Friday, 21 October 2011

Are Volunteer Centre brokerage services under threat?

There is a great discussion going on over on i-volunteer about the perceived threat to Volunteer Centre's from the current growth in online brokerage services.

I would encourage readers of my blog to go and take a look at the full discussion.  However, I also want to share my response to it here so a wider audience can see my views on the issue.  as ever please do share your thoughts in response by posting comments below.
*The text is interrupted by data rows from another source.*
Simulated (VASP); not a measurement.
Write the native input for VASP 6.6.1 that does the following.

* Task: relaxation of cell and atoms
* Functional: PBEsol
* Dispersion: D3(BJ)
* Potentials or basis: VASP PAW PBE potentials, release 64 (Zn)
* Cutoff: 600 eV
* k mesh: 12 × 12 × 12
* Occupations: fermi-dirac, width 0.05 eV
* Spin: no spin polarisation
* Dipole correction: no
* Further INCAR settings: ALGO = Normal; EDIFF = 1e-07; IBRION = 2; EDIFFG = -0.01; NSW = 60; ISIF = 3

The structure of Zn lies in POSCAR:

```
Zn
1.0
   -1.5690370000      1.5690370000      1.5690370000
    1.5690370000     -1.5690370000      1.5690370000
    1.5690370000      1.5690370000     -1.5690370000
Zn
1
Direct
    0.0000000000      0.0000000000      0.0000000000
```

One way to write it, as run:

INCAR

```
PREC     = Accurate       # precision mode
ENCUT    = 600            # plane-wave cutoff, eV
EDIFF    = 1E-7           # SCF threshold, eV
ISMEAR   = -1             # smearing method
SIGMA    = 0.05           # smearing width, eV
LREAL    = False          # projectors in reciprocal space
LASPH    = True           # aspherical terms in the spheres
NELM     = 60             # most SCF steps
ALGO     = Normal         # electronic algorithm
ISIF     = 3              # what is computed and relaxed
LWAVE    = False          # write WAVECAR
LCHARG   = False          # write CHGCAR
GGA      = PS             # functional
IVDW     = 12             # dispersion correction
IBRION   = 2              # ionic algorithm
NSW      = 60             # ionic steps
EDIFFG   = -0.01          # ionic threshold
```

Brokerage may the first of the six core functions of a Volunteer Centre (VC) but that doesn't make the it the most important.
For a long time I have said that brokerage is actually the outcome of other VC core functions. Brokerage services depend upon VCs working with Volunteer Involving Organisations (VIOs) to develop meaningful opportunities that people want to do, helping VIOs to develop their practice in engaging people effectively as volunteers, and marketing volunteering locally so people know about the option of volunteering.
Brokerage alone does not help address a key (if not the key) problem facing volunteering today - a lack of suitable opportunities that people actually want to do, that they can fit in around their busy and complex lives and that still meets the needs of VIOs. we know that via VCs, interest in volunteering went up 87% a couple of years ago. There hasn't been anything like the same level of increase in volunteering according to the citizenship survey. That speaks volumes. People want to volunteer, they see what's on offer and they say 'no thanks'.
The growth of online brokerage site is not a threat to VCs but an opportunity. An opportunity for them to show the added value of what they do. An opportunity to show how they develop volunteering, not just broker it. An opportunity to show their strengths in supporting people into volunteering who wouldn't use online brokerage systems.
Sadly a number of factors work against VCs in this.
One is that they are largely funded (if they are still funded at all) to put bums on seats and broker people into placements. Until funders of all kinds realise that successful brokerage relies upon these other elements (good practice, marketing, opportunity development etc.) they are always going to struggle to change, especially in hard financial times.
A second factor is that this funding regime focuses VCs onto brokerage can create a victim mentality when other providers come along with new models (including online) and get funding for them.
And you can understand why.
If I run a VC and I do so on what little funding I can get from local government and some whizzy new media types come along and set up an online brokerage system that barely does half of what I do but gets a small fortune from government (or the lottery or whoever) for it, I'd be narked too. And that's what's happening. In fact, government want those new media types to be given - for free - the opportunities VCs post to Do-It so they (the new media types) can broker the opportunities to organisations who pay them for the privilege. That's not fair when VCs work hard to source the opportunities and someone else gets paid for filling them.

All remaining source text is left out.